I’m just returned from a week-long family trip to the coast of Maine, where we stayed in a seaside cottage near Boothbay Harbor. As with any vacation, a lot depends on the weather, and as it turned out we were pretty fortunate. We had just one rainy day all week.
One promising outing was to Reid State Park and its beautiful, wide sandy beach (a rarity in Maine). With its soft sand and roaring surf, we figured to spend the entire warm afternoon playing in the waves and throwing the football around. Instead, we fled after just 30 minutes.
You see, the beach at Reid State Park doesn’t belong to the state of Maine. It doesn’t even belong human beings. It belongs to the ferocious black flies that descend on it every summer. Within minutes of our settling into the sand, the insects were upon us, constantly pestering and biting painfully at our legs. My nine-year-old daughter was inconsolable. Even my boys, raised on Vermont mosquitoes, were ready to give up before long.
I’m compelled to twist this experience into an allegory about software development. Because, you see, everything about the beach at Reid State Park seemed perfect, from the gently sloping beach to the sandy ocean floor to the huge waves. And yet, something as small as a bunch of black flies ultimately defined our experience and forced us to turn away.

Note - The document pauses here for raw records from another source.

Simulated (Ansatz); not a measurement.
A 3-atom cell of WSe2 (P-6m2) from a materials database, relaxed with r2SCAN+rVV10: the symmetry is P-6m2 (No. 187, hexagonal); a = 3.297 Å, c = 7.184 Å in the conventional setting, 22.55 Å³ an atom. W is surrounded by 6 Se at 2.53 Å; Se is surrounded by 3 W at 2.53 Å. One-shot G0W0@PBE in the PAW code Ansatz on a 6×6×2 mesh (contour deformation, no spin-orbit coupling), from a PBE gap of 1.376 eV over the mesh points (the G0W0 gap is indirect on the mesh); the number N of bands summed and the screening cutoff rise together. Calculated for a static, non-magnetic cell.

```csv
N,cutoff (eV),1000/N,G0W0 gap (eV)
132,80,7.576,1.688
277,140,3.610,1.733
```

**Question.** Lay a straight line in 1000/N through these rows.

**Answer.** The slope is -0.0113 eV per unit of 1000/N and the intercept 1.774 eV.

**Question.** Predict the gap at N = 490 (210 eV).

I run into black flies in applications I use every day. I currently own an Android phone, and I can’t tell you the number of times I’ve ground my teeth as a lagging interface has prompted me to touch an icon or button one time too many, setting off an unpredictable chain of events. And then there is my VPN client software, which sometimes — but not usually — needs to be shutdown and restarted after it has dropped a connection. Unpredictable, painful and counter-productive elements in your software can mar an otherwise picture-perfect application and force users away in droves.